Fine Arts Students Learn About Welty at Wiljax Gallery in Cleveland

2013-11-05 | Press Release from Coahoma Community College Public Relations - Matthew E. Killebrew, Director; (662) 621-4157 - mkillebrew@coahomacc.eduBookmark and Share



Coahoma Community College’s Fine Arts students were treated to a glimpse into the past of acclaimed author and photographer Eudora Welty on a recent trip to the Wiljax Gallery in Cleveland, MS. The exhibit featured about 40 of the author and photographer’s photos from the 1930’s and 40’s and consisted of the people that Welty photographed in rural and urban settings.

The students were amazed t the photographs, by were even more impressed by the educations and background information given to them by Wiljax Gallery owner, Will H. Jacks.

All of the photos were self-printed by Welty in a very intrinsic dark room located in her kitchen. Just one of the tidbits of information the students picked up during their visit.

“(Jacks) was so knowledgeable, he helped me to paint a better picture about (Welty) and how she conducted herself,” said Jeremiah Brown, a sophomore from Clarksdale. “She was so passionate about what she was doing and the work spoke volumes about her. It was amazing how colorful and sharp her photos were and mind-blowing that she did it so long ago before all of the tricks and gadgets like Photoshop that are used today.”

Jacks also showed the CCC students a collection of old cameras during the visit, some of which were like the ones Welty used during the time the photos were taken.

“It’s amazing that those little cameras could produce stunning photos like that,” said Alexis Malone, a sophomore from Cleveland, MS. “And, all of the photos were taken near Mississippi.”

Welty of course was standing outside the norm in a time in the early 1900s when many of her friends, as well as her family, didn’t like the fact that she was concentrating on taking photos of African Americans and trying to enlighten about their culture.

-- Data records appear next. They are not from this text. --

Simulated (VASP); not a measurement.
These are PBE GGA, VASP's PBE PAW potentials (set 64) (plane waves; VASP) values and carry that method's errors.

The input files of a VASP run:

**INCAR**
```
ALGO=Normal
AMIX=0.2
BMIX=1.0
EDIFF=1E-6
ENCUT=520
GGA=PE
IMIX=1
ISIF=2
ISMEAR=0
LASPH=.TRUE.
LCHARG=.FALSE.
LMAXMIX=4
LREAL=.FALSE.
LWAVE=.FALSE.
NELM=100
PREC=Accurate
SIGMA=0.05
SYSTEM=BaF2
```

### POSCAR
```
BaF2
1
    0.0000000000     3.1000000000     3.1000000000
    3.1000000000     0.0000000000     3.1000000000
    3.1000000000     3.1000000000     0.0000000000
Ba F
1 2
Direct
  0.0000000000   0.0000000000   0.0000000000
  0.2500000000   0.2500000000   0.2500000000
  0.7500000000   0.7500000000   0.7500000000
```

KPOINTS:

“Her subject matter wasn’t what was popular back then, with segregation and everything that was going on, but she wanted to expose a different culture, the African American culture, and that was pretty awesome,” Brown said. “And with her writing, she subtly hinted about herself when she wrote, she drew upon her own life experiences – and that was another thing that a learned during the visit, from the guy giving the tour, that she drew inspiration from many of her own experiences.”

“You can learn about in class, and you can talk about it, but as my pastor says, ‘A fate that hasn’t been tested, can’t be trusted,’ and I actually got to go and see her work first hand. So now when I talk to others about her work, I will be talking from my own experiences, and I can pass what I’ve seen along.”

The students also went to Delta State University on their trip to get a glimpse of DSU’s Fine Arts Department. Malone was impressed with DSU’s gallery as well.

“That was my favorite part, getting to see all of the art exhibited at Delta State’s gallery,” said Malone. “I really like to see works from other artists, and the gallery there was a lot of fun.”